In his homily November 1, the 62-year-old Archbishop also said the #EndSARS protests were ignited by the failure of political leaders in the country to listen to calls by Nigerians to end corruption in the country.

“Let us not pretend that there is no problem in the country. Let us not behave like the ostrich that buries its head in the sand and behave as if there is no danger. There is danger! The brutality we are suffering in the hands of the police was enough, and the youths have said it,” Archbishop Kaigama observed.

He went on to note that the youths have also highlighted what members of the Catholic Bishop Conference have been talking about, expressing the hope that the protests awaken the political will in the leaders and every other person to act.

Through the protests, Archbishop Kaigama said, the youth have highlighted issues of “education, water, infrastructure and corruption,” which the country’s Bishops have been talking about “each time we met since 1960.”

“Stop corruption so that the wealth of this country can go round. We kept saying that but people didn’t listen,” he said recalling previously issues statements by the members of the Catholic Bishops’ Conference of Nigeria (CBCN) and added, “Now, the youths have come and they say so forcefully. I hope it wakes us up. I hope that the next political dispensation will live up to the task.”

He lamented the direction Africa’s most populous nation is taking through its leadership saying, “We have been driven by daily selfish, materialistic, self-centered interests. We have been driven by religious sentiments, tribal sentiments, partisan political sentiments and that is why we can’t grow.” 

“If everybody was to apply all the values we have been taught in school and in the family, Nigeria will be a better place,” the Archbishop further said and continued, “But when we go out there we say everybody is doing the same thing, corruption; if we cannot beat them we join them and that is our problem.”

The Local Ordinary of Abuja also expressed concern about the persistent violence between the Tiv and Jukun tribes saying, “Instead of using the small time we have to do things like fishing, farming and enjoying ourselves we are fighting and fighting and it takes us nowhere.”

Making reference to the recurring violence,  he posed, “For how many decades have we been fighting now? Nobody can say he/she has gained anything. Rather we have suffered tremendous losses.” 

“This world is not our home, the time we have is very short. We are just passing through. Why not use this time well. Embrace your brother, embrace your sister. If we fight and we fight and we destroy each other we are only destroying ourselves,” he emphasized.

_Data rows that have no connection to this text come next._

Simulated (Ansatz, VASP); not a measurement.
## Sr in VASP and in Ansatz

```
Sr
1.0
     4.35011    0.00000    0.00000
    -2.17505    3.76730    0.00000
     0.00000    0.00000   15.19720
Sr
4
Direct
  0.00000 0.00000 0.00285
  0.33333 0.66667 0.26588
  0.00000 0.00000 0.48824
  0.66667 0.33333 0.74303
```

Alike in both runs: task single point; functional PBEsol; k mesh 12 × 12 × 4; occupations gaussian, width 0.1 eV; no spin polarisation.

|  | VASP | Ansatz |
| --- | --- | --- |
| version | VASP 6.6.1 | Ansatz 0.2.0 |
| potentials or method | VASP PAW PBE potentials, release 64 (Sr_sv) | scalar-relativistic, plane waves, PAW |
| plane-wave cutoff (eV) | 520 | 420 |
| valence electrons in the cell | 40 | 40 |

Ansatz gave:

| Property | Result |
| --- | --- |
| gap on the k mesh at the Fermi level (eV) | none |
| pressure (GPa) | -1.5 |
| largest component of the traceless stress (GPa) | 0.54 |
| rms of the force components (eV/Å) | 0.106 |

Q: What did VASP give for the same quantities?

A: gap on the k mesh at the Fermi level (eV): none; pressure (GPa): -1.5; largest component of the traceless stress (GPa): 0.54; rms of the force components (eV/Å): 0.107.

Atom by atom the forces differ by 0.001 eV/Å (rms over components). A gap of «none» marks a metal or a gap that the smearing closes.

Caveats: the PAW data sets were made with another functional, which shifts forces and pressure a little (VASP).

Making reference to the readings of All Saints Day marked on Sunday, November 1, Archbishop Kaigama sought God’s intervention to help His people understand that “we are brothers and sisters and that in heaven there is no tribe, there is no religion, it is only for those who have done well.”

“Blessed are the peacemakers, they shall be called sons and daughters of God. Blessed are the pure in heart for they shall see God. So, let us be peacemakers, let us be pure in heart so that we can see God,” Archbishop Kaigama said, making particular reference to the Gospel reading.